So the first semester of my honours year of art studies is almost done. I only have an art practices proposal to hand in, my Spanish exam to complete and it is done, and then onto second semester where the workload increases three-fold! Last week we had our lecturers down in Durban for five days of intense workshopping and critical assessments of our practical work. Do you now those dreams we all have of finding ourselves inexplicably naked in front of a huge audience or arriving late for an exam or an important appointment? Imagine that but one hundred times worse and for real!
Normally I have such a clear, focused, passionate and strong view of my work and am able to talk and talk about it with animated conviction. But man, come to the end of that week, drained and weary from trying to balance my job’s requirements and demands plus what my studies require, and trying to make as many lectures as I can, and I am a babbling, incoherent, unfocused, punch-drunk idiot. Standing in front of my work, faced by my peers and lecturers I wring my hands behind my back like they were dishrags and my face twists and twitches like I’m having a stroke. When asked a question or to explain something my mouth flops open like a fish out of water, a big “O” with nothing coming out, not even a gasp. There are very few things that will make you feel as exposed and vulnerable as this does. And as they criticise, dissect and dismiss your work you can almost feel yourself shrinking and fading into nothing. You are left, for a moment, numb and shellshocked but you know that the pain is coming. It’s like when you fall and graze the skin off your knees: for an instant there is a numbness as you watch the blood pearl up and out of the bone-white patches of ruined flesh, and you kind of wonder why it’s not hurting more. But then like a wave swelling and swelling it does, first the sting and then growing exponentially until your entire body literally screams!

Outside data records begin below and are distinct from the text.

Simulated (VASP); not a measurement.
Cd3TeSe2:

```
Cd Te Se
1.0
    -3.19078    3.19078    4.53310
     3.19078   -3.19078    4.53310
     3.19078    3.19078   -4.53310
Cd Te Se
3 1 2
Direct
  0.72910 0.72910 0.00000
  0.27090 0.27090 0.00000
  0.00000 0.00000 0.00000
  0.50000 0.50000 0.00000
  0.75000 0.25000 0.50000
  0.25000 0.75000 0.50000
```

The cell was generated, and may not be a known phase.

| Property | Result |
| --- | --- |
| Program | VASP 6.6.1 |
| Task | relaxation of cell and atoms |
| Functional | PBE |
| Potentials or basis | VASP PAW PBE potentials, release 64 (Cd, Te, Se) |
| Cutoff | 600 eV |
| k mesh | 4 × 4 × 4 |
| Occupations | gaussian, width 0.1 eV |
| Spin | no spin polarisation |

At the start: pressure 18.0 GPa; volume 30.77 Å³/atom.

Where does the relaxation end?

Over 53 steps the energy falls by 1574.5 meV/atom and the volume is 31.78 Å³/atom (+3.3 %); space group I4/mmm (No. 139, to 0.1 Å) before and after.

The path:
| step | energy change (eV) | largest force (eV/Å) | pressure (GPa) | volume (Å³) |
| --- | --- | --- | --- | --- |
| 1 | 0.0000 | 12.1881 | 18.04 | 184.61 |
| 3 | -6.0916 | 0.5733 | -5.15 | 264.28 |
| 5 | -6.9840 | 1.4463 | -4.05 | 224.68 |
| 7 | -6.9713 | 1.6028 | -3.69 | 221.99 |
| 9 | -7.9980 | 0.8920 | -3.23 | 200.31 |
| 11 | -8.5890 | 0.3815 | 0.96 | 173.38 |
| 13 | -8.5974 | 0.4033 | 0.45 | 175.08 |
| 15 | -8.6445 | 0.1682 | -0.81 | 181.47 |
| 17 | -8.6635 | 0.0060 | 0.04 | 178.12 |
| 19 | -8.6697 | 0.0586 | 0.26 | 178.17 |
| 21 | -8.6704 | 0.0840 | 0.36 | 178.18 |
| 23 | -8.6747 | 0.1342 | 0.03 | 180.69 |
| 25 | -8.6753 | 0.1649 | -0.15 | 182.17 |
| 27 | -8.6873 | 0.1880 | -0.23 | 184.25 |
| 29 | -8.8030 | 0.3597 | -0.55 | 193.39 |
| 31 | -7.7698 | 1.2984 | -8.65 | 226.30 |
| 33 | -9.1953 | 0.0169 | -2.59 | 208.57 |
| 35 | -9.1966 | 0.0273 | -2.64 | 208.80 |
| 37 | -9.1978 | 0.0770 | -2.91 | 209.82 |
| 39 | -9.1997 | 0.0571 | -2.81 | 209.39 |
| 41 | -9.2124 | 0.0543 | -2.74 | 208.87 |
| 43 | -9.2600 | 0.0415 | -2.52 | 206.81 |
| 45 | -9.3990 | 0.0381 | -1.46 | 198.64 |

I passed which is good, but not well which is bad. It is ultimately frustrating when the amount of time and effort expended does not result in an equal reward. What is even more frustrating for me, I find, is when I cannot clearly convey my vision. It quite literally kills me, the large, emotional chunks of me that I have exposed in my work bleed. This year my journey of research and conceptualization began with me looking at the grief I have gone through last year and its stages, five in all: shock, anger, bargaining, depression and acceptance. I experimented with colours to represent these stages, and monochromatic drawings to depict myself within these selected colours. However, my questioning and self-examination led me to, what I think is the normal, instinctive reaction to finding ourselves in these situations, to the unfairness of it all. We wail and rail at God, our creator, fate, the Universe, whomever or whatever we believe in. Sometimes we feel like we have done something wrong and that is why this has happened, that we are being punished. So I looked at absolution and the Roman Catholic application of the confessional. I had thought to present myself confessing to the viewer in my exhibition piece, who would have then either offered absolution or condemnation, but that was shot down in the examination crit on Friday, so I begin again, this entire process I have spent four months working through. God help me!
I spent the weekend cursing and moping, but mostly just resting and sleeping, recharging my batteries! Now I need to refocus and start conceptualising again, imagining, creating! That moment of self-doubt and feeling of hopelessness has passed. I have accepted the criticism and.. nay, as I was told by another to, I have embraced the struggle to CREATE, and the glorious birthing-pains of ART. Once more I have launched myself out into the great unknown and set out on that adventure where a million possibilities await me. If there is one thing I do love about my life it is that, despite being such a focused, goal-orientated person, I have no idea where I will be in a month’s time or what I will be doing. I follow the path of an ARTIST and what a freaking adventure it is!